Yesterday I discovered a dead simple design pattern for finding code patterns in python parse trees.
This pattern is a milestone.
It changes forever how I'll use python's
ast module. Old techniques now seem like trying to swat flies with a sledgehammer!
The Aha is as surprising as the
Aha that created @clean. I'll never forget it.
tl;dr: Convert parts of parse trees to strings using ast.unparse.
Background
I have been revisiting an old problem: how to analyze Leo's code. The previous state of the art was unsatisfactory. There were two approaches, each flawed:
1. Use regex patterns. This approach works for prototyping, but there is no way to ignore false matches in strings, docstrings, and comments.
2. Use parse trees. This approach is sound, but finding patterns in ast nodes was cumbersome.
How to get the best of both approaches?
Finally, my work with the rope project made me familiar with a new design pattern: small, special-purpose tree traversers based on
ast.NodeVisitor.
The Problem
I wanted a program to find all chains of ast Attribute nodes within Leo. Examples are g.app.gui and c.frame.body.wrapper.widget.
I packaged this program as the TestChains.test_all_paths unit test in leo/unittests/test_design.py. This is a new file: see PR
#3319.
Early attempts were clumsy, as before. ast.Attribute trees can contain much more than ast.Name and ast.Attribute nodes.
The Aha: use ast.unparse
I had vaguely planned to experiment with
ast.unparse. Given an ast node/tree, ast.unparse returns a string with code
that would produce an equivalent node/tree.
Aha: This string is exactly what we need to discover patterns in parse trees!!!
Here is the complete traverser class that discovers all chains:
class ChainsTraverser(NodeVisitor):
chains_set = set()
def visit_Attribute(self, node):
"""
Add only top-level Attribute chains to chains_set.
Do *not* call generic_visit!
"""
chain = ast.unparse(node)
self.chains_set.add(chain)
OMG! This is amazing:
- unparse returns the entire chain, no matter how complex.

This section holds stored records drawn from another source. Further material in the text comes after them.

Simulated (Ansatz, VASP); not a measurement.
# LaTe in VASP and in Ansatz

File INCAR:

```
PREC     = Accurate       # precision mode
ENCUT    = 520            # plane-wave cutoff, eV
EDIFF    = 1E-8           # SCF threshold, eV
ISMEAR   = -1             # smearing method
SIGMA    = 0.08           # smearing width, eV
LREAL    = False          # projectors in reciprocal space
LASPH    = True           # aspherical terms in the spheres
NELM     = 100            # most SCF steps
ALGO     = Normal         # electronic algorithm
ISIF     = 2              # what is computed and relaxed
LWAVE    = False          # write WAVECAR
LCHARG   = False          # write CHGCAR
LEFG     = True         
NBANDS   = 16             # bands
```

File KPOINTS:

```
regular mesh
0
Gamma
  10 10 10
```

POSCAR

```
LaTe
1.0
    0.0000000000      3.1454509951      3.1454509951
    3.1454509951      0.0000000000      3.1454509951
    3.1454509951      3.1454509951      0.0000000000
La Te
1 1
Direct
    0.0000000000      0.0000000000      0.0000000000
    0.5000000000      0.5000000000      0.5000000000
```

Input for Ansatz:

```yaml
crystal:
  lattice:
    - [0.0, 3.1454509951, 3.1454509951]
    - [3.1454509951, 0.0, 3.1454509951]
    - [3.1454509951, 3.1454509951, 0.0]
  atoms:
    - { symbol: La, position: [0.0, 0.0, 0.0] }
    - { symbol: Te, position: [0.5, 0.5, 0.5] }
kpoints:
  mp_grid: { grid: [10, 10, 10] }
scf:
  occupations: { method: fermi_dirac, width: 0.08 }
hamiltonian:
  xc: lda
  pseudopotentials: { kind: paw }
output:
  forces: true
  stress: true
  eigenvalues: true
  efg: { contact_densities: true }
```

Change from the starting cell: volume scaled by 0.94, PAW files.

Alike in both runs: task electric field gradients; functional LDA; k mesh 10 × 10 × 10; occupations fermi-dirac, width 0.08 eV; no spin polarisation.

- visit_Attribute handles only top-level attributes because it
doesn't call
ast.generic_visit.
A straightforward unit test (TestChains.test_all_paths) instantiates ChainsTraverser once, calls the traverser for most of Leo's core files, and prints/tests
ChainsTraverser.chains_set. Nothing could be simpler.
Summary
Finding patterns in ast trees is straightforward:
- Use ast visitors to find the roots of ast trees containing potential patterns.
- Convert those roots to strings with ast.unparse.
- Use regexs to filter the results. See the PostScript.
This Aha changes my whole approach to analyzing ast trees.
Edward
P.S. TestChains.test_all_paths filters the resulting chains as follows:
array_pat = re.compile(r'(\[).*?(\])')
call_pat = re.compile(r'(\().*?(\))')
string_pat1 = re.compile(r"(\').*?(\')")
string_pat2 = re.compile(r'(\").*?(\")')
patterns = (array_pat, call_pat, string_pat1, string_pat2)
def filter_chain(s: str) -> str:
def repl(m):
return m.group(1) + m.group(2)
for pattern in patterns:
s = re.sub(pattern, repl, s)
return s
This kind of post-processing would be impossible if the operands were ast trees.
Edward